Charges associated with capacity reduction total $10 million and
include the shutdown of several pieces of equipment. A severance
charge of $3 million includes the elimination of 89 positions.

(f) The Company's Industrial Papers business has implemented a plan to
reduce excess capacity at several of its locations. Certain
equipment at the Kaukauna, De Pere, and Menasha, Wis., plants is
scheduled to be shut down and the Toronto, Canada plant has been
closed. The total amount related to the write-down of these assets
is $7 million. Severance costs related to these shutdowns are $5
million and are based on a personnel reduction of 123 employees.
Other exit costs total $2 million.

The $36 million pre-tax credit consists of $30 million related to a retained
exposure at the Lancey mill in France and $6 million of excess reserves
previously established by Union Camp. The Lancey mill was sold to an employee
group in October of 1997. In April 1999, the Company's remaining exposure to
potential obligations under this sale were resolved, and the reserve was
returned to income in the second quarter.
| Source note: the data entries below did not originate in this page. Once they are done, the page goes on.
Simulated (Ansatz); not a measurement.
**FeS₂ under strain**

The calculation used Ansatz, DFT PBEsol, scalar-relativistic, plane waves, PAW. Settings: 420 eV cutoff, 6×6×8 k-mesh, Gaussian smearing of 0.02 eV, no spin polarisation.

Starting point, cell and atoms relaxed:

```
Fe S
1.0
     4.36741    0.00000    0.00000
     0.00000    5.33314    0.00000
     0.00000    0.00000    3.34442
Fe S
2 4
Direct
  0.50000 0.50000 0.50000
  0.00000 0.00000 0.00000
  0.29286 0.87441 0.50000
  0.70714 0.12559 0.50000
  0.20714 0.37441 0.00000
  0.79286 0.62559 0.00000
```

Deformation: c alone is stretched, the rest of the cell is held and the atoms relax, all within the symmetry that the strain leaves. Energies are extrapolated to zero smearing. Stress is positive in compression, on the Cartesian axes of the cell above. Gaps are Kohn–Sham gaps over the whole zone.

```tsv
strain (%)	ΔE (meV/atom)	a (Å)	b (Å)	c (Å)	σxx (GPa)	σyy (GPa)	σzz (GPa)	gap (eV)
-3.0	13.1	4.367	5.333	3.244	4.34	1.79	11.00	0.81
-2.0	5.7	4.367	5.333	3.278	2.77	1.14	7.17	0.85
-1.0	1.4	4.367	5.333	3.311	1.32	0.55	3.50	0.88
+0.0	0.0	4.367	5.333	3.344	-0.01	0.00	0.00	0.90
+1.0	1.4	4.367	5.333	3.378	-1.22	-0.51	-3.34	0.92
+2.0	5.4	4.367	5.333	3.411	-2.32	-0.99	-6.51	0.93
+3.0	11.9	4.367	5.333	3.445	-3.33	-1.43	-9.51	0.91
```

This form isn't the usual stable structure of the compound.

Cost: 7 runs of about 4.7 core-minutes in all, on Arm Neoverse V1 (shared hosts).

International Paper continually evaluates its operations for improvement. When
any such plans are finalized the Company may incur costs or charges in future
periods related to the implementation of such plans. We expect to incur charges
in the second half of 1999 for additional severance related to the Union Camp
merger and also to incur other one-time merger costs.

Other

Interest expense decreased from $314 million for the first half of 1998 to $266
million in the 1999 first half. During 1998 about $1.5 billion of preferred
securities of subsidiaries were issued and debt was reduced by approximately
$1.8 billion. The distributions of the preferred securities are included in
minority interest expense. This decrease in debt was the primary reason for the
decline in interest expense from the 1998 first quarter.

Minority interest expense for the 1999 first half increased due to increased
expense related to preferred securities partially offset by lower earnings at
Carter Holt Harvey, which is owned approximately 50.1% by International Paper.

The effective income tax rate for the 1999 first half declined to 17% from 31%
in the 1998 first half primarily due to changes in the mix of estimated annual
earnings. The fourth quarter 1998 rate of 8%, included adjustments to lower the
full year 1998 rate to 22%. The adjustments were a result of the impact of state
tax credits, changes in the geographic mix of overall taxable earnings, and
permanent tax benefits on sales of non-U.S. businesses and non-strategic
timberland assets. The following table presents the components of pre-tax
earnings and losses and the related income tax expense or benefit for each of
the six month periods ended June 30, 1999 and 1998.


21
<TABLE>
<CAPTION>
1999 1998
-------------------------------------- --------------------------------------
Pre-Tax Tax Pre-Tax Tax
Earnings Expense Effective Earnings Expense Effective
(Loss) (Benefit) Tax Rate (Loss) (Benefit) Tax Rate
---------- ---------- ---------- ---------- ---------- ----------
<S> <C> <C> <C> <C> <C> <C>
Before special and extraordinary
items $ 313 $ 94 30% $ 362 $ 114 31%
Union Camp merger-related
termination benefits (98) (31) 32%
One-time merger expenses (59) (10) 17%
Restructuring and other charges (113) (44) 39%
Reversals of reserves no longer
required 36 9 25%
Loss on extinguishment of debt (21) (8) 38%
Write-off of in-process research
and development costs acquired
by an investee company (6) (2) 33%
---------- ---------- ---------- ----------
After special and extraordinary
items $ 58 $ 10 17% $ 356 $ 112 31%
========== ========== ========== ==========
</TABLE>

Year 2000 Readiness

The Year 2000 problem concerns the inability of systems to properly recognize
and process date-sensitive information beyond January 1, 2000.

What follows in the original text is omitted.